A copper price collapse of more than 60 percent, zinc cut by up to a half and oil down to $70 a barrel. That’s the fate facing world commodity markets should China’s growth dip to 3 percent in the next three years — a scenario economists at Barclays Plc (BARC) are now examining.
They’re not the only ones building models based on a steep decline in growth in the world’s second-biggest economy. Nomura Holdings Inc. (8604) estimates a one-in-three chance of a sharp drop by the end of 2014, and Societe Generale SA sees a “non-negligible risk” of less than 6 percent growth this year and an outside chance of 3 percent average expansion for this half and next.
Premier Li Keqiang’s efforts to rein in a record credit boom, avert a property-price bubble and strengthen environmental protections risk deepening China’s slowdown and adding to drags on the global economic recovery. With growth already heading for a 23-year low, a hard landing would batter commodity markets, hurting mineral exporters like Australia, Brazil and South Africa, and miners such as BHP Billiton Ltd. (BHP) and Rio Tinto Group, that have begun to slow expansion.

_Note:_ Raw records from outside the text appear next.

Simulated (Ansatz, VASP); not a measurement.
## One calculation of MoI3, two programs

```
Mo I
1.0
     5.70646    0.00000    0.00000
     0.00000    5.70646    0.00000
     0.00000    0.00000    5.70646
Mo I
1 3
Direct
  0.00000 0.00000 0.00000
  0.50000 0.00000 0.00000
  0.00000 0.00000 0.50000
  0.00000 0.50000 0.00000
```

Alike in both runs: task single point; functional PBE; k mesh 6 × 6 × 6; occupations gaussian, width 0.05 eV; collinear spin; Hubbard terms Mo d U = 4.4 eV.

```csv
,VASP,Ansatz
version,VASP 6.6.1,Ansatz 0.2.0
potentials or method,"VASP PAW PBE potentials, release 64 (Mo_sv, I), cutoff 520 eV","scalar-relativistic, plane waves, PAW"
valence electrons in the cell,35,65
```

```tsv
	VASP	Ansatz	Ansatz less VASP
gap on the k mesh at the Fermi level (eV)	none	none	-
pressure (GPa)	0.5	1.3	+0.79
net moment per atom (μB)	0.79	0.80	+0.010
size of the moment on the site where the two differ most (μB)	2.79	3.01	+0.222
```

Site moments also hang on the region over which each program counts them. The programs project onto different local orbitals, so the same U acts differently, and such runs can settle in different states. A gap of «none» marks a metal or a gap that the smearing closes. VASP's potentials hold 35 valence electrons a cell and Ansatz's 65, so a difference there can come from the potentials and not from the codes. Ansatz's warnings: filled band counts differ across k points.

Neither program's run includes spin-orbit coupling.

“This is a very delicate thing they’re trying to do because to slow gradually is very difficult, partly because it’s a self-enforcing mechanism and it can become a vicious cycle,” said Andrew Polk, an economist in Beijing with the Conference Board, a New York-based research group, who sees average growth of 5.5 percent over the next five years. “There’s a distinct possibility that the slowdown could get out of control and the risk of a policy misstep cannot be discounted.”